Andrew Ramroop, the only person of Indian origin to own a shop on Savile Row, London, talks bespoke suits, fits, and fitting them into suitcases. Men, take notes.
“Suits are full of joy. They’re the sartorial equivalent of a baby’s smile,” said Barney Stinson (played by actor Neil Patrick Harris) in the hit TV series, How I Met Your Mother. The much-loved character — seldom shown wearing anything other than a suit — lost no opportunity in extolling the many virtues of wearing one.
We’re sure Andrew Madan Ramroop OBE shares similar sentiments. Trinidad-born, London-based Ramroop is the owner of the 78-year-old establishment, Maurice Sedwell, on Savile Row — the Mecca of bespoke tailoring. He’s dressed British royalty (Princess Diana), Hollywood legends like Tony Curtis and Charles Gray, and athletes such as footballer Dwight Yorke and cricketer Brian Lara. He doesn’t like to talk about his clients much, but he does mention “a certain Indian steel magnate”. Our guess is as good as yours.
Neil Patrick Harris’s character, Barney Stinson, in the hit TV series, How I Met Your Mother was seldom shown wearing anything other than a suit. (Shutterstock)
Upon invitation by Indian Masters Tailors Association (IMTA)’s founder Anupama Sachdeva, Ramroop recently spent a month in the city training high-end tailors on developing their businesses. Ramroop tells us his ancestors (from Uttar Pradesh) travelled by the first ship that sailed from India to Trinidad, 160 years ago. “My roots are important to me,” he says.
The starting price for a hand-tailored suit at Maurice Sedwell will set you back by a neat £6,000 (approx Rs 5,44,490) and if you want Ramroop to personally tailor your suit, add an additional 40 per cent. That’s `7,62,290 for a suit. “Quality comes at a price,” chuckles Ramroop, adding. “It takes us 160 hours to create each bespoke suit — everything is beautifully handcrafted. We use only pure silk threads to sew our suits, not cotton.”
GUIDE TO SUITS
1) When buying a bespoke suit, ask to speak to a tailor, not a salesperson. You want someone who has technical knowledge and experience to communicate the value of bespoke.

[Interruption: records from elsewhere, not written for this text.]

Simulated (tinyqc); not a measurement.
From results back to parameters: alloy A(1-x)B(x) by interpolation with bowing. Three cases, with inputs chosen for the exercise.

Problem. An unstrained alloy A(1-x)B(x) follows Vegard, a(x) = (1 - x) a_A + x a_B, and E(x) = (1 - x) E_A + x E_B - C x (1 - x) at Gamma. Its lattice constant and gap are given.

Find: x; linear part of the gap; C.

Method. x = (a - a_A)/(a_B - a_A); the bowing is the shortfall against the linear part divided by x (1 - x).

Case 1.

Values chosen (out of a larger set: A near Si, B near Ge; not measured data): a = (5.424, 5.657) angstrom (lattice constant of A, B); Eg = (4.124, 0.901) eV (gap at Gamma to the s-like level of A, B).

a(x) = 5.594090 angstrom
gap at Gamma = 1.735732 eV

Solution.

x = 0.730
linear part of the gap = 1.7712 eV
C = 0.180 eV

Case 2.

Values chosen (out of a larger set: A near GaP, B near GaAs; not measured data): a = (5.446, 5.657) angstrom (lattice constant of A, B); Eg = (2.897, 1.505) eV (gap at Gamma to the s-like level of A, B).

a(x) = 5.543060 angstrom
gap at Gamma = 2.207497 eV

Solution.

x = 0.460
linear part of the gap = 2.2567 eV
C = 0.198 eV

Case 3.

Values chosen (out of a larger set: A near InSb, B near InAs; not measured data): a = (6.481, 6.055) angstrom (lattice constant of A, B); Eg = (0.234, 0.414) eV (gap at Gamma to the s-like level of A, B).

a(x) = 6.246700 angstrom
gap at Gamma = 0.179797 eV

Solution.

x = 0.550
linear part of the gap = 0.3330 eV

2) Make sure the fit isn’t too tight: Everybody wants a suit that makes the waist seem narrow. But you don’t want to look as if you have outgrown your suit. The one way to tell if a suit fits well is to check that it is hugging the neck all around. Also, check if it feels comfortable along the shoulder blades and arms.
3) When travelling, the best way to pack a suit into a suitcase is to stuff the inside chest pockets with cellophane bags. This will support the chest and prevent the jacket from crumbling. Fold the lapel and collar flat. Then, put it in a cellophane suit cover and fold it in half; the air in the bag helps prevent creases. Creases are caused when fabric is exposed to heat, weight and moisture.
4) The amount of shirt showing at the cuff should be half the amount of shirt collar that shows above your jacket collar.
5) A common mistake to avoid when wearing a suit is to have your shirt showing under (between) the jacket waist button and above your trousers.
— By Andrew Madan Ramroop
The Savile Row Fold
When we first ask Ramroop about the famed Savile Row fold, he does not recognise it by name. But when we describe it to him, he’s taken aback. “There’s a name for it?” he asks, incredulous. Ramroop says he started folding trousers that way decades ago: “I have been practicing it since in my early twenties at Maurice Sedwell, when the wooden hangers were too slippery. We still do when we courier suits. Perhaps someone coined the phrase!”